Co-founder and former CEO of Yahoo Jerry Yang arrives for the announcement of a commitment pledge at the Clinton Global Initiative in New York
Co-founder and former CEO of Yahoo Jerry Yang arrives for the announcement of a commitment pledge at the Clinton Global Initiative in New York September 22, 2010. REUTERS

Akamai Technologies President David Kenny, who quit last week, said he has no plans to become the next CEO of Yahoo.

Kenny, 49, already a Yahoo director, is the only member of the embattled search-engine and media company's board to have direct experience in media delivery. Chairman Roy Bostock is a retired advertising executive.

I am not and will not be a candidate for the CEO position, Kenny said in a statement to Ad Age. I believe Yahoo is a great company with enormous potential.

Kenny stepped down from Cambridge, Mass.-based Akamai as it reported a rising third-quarter profit saying he wanted to return to my first passion of pursuing emerging opportunities on the consumer Internet.

He didn't provide further details but also resigned as a director of Akamai, which manages servers to speed content delivery for clients like Apple and NBCUniversal.

Paul Sagan, a former journalist, remains Akamai's CEO.

Since Carol Bartz, 63, was fired last month, Yahoo's interim CEO has been CFO Tim Morse, a financial executive who was former CFO of Altera, the specialty semiconductor designer.

Yahoo shares Monday closed at $15.64, bringing the Sunnyvale, Calif.-based company's market capitalization to $19.8 billion. Since Bartz was fired Sept. 5, Yahoo shares have gained 21 percent. The shares fell 5.6 percent Monday after co-founder and ex-CEO Jerry Yang said Yahoo may not sell itself but divest holdings in companies like China' Alibaba Group, then pay out a special dividend to shareholders.

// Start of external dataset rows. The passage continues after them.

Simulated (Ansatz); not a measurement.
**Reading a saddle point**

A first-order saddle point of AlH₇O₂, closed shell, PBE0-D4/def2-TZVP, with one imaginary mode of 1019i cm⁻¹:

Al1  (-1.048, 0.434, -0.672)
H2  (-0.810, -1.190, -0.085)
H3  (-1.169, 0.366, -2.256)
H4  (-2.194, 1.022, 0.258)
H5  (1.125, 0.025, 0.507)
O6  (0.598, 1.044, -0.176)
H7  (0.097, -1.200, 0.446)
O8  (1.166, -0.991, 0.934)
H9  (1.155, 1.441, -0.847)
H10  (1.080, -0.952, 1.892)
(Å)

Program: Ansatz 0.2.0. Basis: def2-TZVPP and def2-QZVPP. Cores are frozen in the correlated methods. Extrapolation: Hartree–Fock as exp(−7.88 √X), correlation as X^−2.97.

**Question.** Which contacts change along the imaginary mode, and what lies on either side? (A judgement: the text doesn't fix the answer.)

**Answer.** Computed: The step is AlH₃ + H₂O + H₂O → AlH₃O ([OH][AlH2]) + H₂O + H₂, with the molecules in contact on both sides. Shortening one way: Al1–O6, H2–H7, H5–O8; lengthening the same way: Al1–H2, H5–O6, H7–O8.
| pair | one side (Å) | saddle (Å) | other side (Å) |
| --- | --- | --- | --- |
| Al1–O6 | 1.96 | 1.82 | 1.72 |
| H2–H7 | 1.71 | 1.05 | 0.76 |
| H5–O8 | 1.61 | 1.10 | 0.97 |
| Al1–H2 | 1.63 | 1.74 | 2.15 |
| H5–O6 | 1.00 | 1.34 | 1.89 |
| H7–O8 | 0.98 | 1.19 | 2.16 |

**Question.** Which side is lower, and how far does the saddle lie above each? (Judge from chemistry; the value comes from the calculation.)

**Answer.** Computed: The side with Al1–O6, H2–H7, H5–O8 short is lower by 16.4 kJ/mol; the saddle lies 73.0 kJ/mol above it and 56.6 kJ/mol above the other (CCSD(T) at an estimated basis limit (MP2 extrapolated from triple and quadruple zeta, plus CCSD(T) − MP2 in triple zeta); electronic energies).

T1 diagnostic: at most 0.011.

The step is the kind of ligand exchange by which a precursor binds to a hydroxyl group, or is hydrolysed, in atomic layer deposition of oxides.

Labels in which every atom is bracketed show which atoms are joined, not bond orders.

Yahoo has hired Goldman Sachs and Allen & Co. for strategic advice but hasn't announced future plans. Takeover speculation has swirled around current technology partners such as Microsoft and China's Alibaba Group, as well as rival Google.

Private equity firms including Silver Lake Partners, Providence Equity Partners and Russia's Digital Sky Technologies have indicated some interest in the company.

Other Yahoo directors with technology experience include Vyomesh Joshi, EVP of Hewlett-Packard's huge Imaging and Printing Group; Brad Smith, CEO of Intuit, the Web-based tax specialist as well as Yang, who served as CEO between 2007 and 2009, preceding Bartz.

Yahoo has hired Heidrick & Struggles, a large executive recruiter, Wall Street sources said. The firm was responsible for luring Bartz away from Autodesk, where she had been a successful CEO, to Yahoo.